Kramer in comment on "Controversial Grice"

"It is interesting to note that, under the
First Rule of X-exam, no decent lwayer would permit

---- "I went to the store 5 times"

to stand as an answer. The lawyer knows that
the witness went 25 times, and he is here to adduce
that he did so. So the "5" answer would not
be tolerated."

Quite. I was in fact surprised by the rather free use of 'know' as used by the Court in bringing this this strawman example.

Recall the court's wording:

"If it is material"

-- Legalese --

"to ascertain how many times a person has
entered a store on a given day and that person
responds to such a question by saying
"5 times," when in fact he knows that he
entered the store 50 times that day, that person may be guilty
of perjury even though it is technically true that
he entered the store 5 times."

----

I refer to the ascription, anti-sceptical:

"when in fact he knows that ["50" holds]."

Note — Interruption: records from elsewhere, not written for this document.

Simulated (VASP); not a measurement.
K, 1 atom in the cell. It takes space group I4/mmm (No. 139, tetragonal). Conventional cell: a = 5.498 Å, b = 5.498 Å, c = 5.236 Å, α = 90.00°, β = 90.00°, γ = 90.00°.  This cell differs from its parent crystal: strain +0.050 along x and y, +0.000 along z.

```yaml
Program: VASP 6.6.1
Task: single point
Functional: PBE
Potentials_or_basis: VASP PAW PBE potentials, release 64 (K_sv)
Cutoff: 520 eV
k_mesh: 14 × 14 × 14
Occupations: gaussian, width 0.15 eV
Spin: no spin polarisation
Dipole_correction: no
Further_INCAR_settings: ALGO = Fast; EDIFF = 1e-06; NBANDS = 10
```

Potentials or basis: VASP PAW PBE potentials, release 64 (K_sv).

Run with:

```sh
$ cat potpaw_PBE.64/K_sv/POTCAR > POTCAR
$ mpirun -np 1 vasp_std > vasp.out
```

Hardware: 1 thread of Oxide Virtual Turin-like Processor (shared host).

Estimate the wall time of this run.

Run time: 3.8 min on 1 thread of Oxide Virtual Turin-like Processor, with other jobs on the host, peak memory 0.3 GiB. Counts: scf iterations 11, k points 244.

I would submit that in most real-life cases it is never so clear:

--- "when in fact" -- versus, "when in non-fact"?
--- "he knows that" -- I think 'knows' begs the question slightly. For it already presupposes, entails even, that '50' holds. If we avoid the 'in fact' as a redundancy only meant for purposes of explicitation, and replace the 'knows' by 'believes', 'assumes,', 'thinks', ... -- and when you add a scenario that deals with slightly less numerically concrete instances ('the number of times the person dreamed of going to Honolulu') one starts to wonder about the 'material'!?